Postby stretch11 » Tue Jan 16, 2018 10:27 pm

Narddog wrote:
stretch11 wrote:but by going to someone's apartment on a first date, while drinking alcohol, I feel like you have to expect what the guy is thinking, and if you're not, than you should at least be ok to leave when it isn't going the way you wanted it to (with the obvious caveat of fear of physical or even professional retaliation, none of which seemed to be at play here).


I'm sorry to be so blunt, but this is the problem. The only thing you should feel you should expect by going to someone's apartment on a first date, whether or not drinking alcohol, is that you are going to someone's apartment. This is a problematic way of rationalizing behavior. And I think it is impossible to say that neither fear of physical or professional retaliation is at play here. Based on the accumulated, direct or indirect, experiences of women, I think she is justified for being far from certain about how it all might go.


Right, I completely understand that argument. I'm not saying it is ok for that to be the expectation, but if we don't work within the framework of the culture that exists, than we cannot take the first step in acknowledging that it is wrong. We need to first admit that that is the problem, then recognize that it needs to be changed, and then go about finding solutions to change it.

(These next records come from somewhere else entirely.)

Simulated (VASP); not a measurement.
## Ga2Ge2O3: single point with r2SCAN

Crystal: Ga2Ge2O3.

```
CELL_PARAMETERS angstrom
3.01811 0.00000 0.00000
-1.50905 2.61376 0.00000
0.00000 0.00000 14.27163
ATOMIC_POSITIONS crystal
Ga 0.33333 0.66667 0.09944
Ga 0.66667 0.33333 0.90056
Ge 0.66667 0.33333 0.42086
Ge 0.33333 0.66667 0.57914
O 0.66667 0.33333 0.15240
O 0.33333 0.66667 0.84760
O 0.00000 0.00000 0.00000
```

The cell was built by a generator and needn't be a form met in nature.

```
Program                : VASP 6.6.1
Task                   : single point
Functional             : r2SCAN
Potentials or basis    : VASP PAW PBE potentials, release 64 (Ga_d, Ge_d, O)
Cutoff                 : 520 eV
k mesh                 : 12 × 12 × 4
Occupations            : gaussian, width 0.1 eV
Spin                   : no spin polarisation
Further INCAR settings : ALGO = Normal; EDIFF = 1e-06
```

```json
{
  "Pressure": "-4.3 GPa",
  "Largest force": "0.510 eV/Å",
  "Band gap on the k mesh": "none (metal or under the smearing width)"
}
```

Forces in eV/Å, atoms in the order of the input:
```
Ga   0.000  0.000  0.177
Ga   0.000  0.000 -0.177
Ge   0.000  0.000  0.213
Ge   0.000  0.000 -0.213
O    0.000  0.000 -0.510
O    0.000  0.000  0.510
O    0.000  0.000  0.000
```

Let's go to the Civil Rights movement for comparison(And I apologize if my level of history knowledge on this matter doesn't go beyond high school and general education). Did Rosa Parks recognize that by refusing to move to the back of the bus that there would be punity? I'm sure she did. But she still made that concerted decision and faced the repercussions. This comes back to your saying that this was a primarily male issue. Can you call the Civil Right's movement a primarily white movement? No, there was ownership of it by African Americans making brave decisions, which is what gave it power and longevity. Were whites also a part of the process, of course. I think that giving women more power in this struggle is what will make this movement last.